For a project I'm working on, I need to implement ECDSA over the NIST P-384 curve (AKA secp384r1). For what it's worth, the choice of curve is beyond my control in this particular case.
While I already have a working implementation, and this is (so far) just a low-stakes pet project, I was wondering how I could take care of this in the most effective way, especially for the signing part.
Rough wish list:
- I want to make a serious attempt at defending against side channel & timing leaks.
- Since I only care about the P-384 curve and ECDSA, I'd like a codebase with a relatively small footprint (also because I'll need to supply bindings for non-C code). P384-specific optimisations are certainly welcome, though.
- I would like the option to use RFC 6979-style deterministic $k$ values (or some other deterministic nonce derivation scheme).
- The scheme I'm implementing also requires support for point compression.
I can handle 3 and 4 myself if the codebase lends itself to modification.

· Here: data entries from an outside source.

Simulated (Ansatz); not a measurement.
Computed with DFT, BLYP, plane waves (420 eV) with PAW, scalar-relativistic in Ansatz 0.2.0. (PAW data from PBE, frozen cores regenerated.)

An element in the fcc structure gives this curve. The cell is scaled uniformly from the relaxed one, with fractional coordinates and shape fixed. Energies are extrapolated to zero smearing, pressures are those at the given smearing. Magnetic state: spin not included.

After some looking around, here's what I found:
- OpenSSL (and its forks like LibreSSL/BoringSSL/...): the obvious choice, but bulky, and I'm also not a fan of OpenSSL's baroque calling conventions
- Android includes a cute minimalist P-256 implementation. I'm not sure how secure that specific one is, but it's a good example of the kind of thing I'm looking for (replacing P-256 with P-384).
- Thomas Pornin's BearSSL has a portable-yet-constant-time (to the extent that that's possible) P-384 implementation, and looks simple enough to strip out the functionality that I don't need. It doesn't appear to use any curve-specific optimisations, but does already use deterministic $k$ values out of the box.
Obviously I'd prefer to avoid having to roll my own implementation. Right now, I'm tempted to go down the "stripping down BearSSL" route, but I wanted to ask if there was anything more plug-and-play, or if there were any concerns I missed. Thanks!